We’ve started our Action Language groups on Zoom and are in the process of organising self study resources online, on paper and via phone calls. We started with 20 people, last week we had 59 people in zoom sessions, and have been in touch with over 100 people now.
It’s still a fraction of our usual numbers, but it’s growing rapidly. Action Language volunteers Hilary and Michael are some of the teachers who are leading the Zoom lessons and have kindly agreed to write a diary of how everyone gets on with this new approach to teaching.
We’ll handover to Hilary for the latest update…
We’re now into Week Three of online teaching, and are beginning to get to grips with what works well, but also the limitations imposed by technology.
The majority of students we’re teaching are accessing the lesson from their phones, and therefore don’t have the luxury of a wider screen.
In order to experience this for ourselves, Michael and I set up a Zoom meeting between the two of us using his iPhone and my android. This proved to be a valuable exercise in understanding the conditions under which our students are having to learn.
The first lesson we learnt was the simple practical problem of having to find a support for your phone so that you don’t have to hold it up in front of your face for half an hour. No wonder we’re viewing so many students from under their chins.
Short, sharp and simple
Secondly, we now understand the need to use a large font size for everything we share with students – 44 pt at least. Having to follow a Powerpoint or view some written text on a whiteboard through the prism of a phone screen is difficult and makes reading a longish text almost impossible.
Thirdly, the sound quality on some phones is poor, and when you add unstable internet connections to the mix, it makes listening to an audio tape well-nigh impossible.

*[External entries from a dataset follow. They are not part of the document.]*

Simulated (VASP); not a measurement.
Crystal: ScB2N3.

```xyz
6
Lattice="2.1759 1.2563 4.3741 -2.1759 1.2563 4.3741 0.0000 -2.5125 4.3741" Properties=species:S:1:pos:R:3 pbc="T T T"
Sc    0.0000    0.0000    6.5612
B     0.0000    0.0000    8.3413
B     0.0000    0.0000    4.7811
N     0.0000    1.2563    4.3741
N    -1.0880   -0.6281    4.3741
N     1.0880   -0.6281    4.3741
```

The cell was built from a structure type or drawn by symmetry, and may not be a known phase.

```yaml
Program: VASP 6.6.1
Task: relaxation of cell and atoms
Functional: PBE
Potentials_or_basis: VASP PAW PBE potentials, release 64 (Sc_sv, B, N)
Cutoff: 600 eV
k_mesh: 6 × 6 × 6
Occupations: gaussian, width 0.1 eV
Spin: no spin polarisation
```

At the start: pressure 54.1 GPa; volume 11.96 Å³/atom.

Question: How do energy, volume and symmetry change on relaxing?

Finally, it requires a huge amount of energy to focus on a lesson conducted on a phone, and students get tired quickly. Keeping it short, sharp and simple is the way forward. A lesson well learnt.
But it wasn’t all difficulties. We took the students on a (virtual) outing to the beach (always observing virtual social distancing). We swam, paddled, played football and flew a kite (all good practice in using regular and irregular past tense forms).
Sadly the ball was lost in the waves, and a virtual seagull came and stole some of our imaginary sandwiches, but a good time was had by all!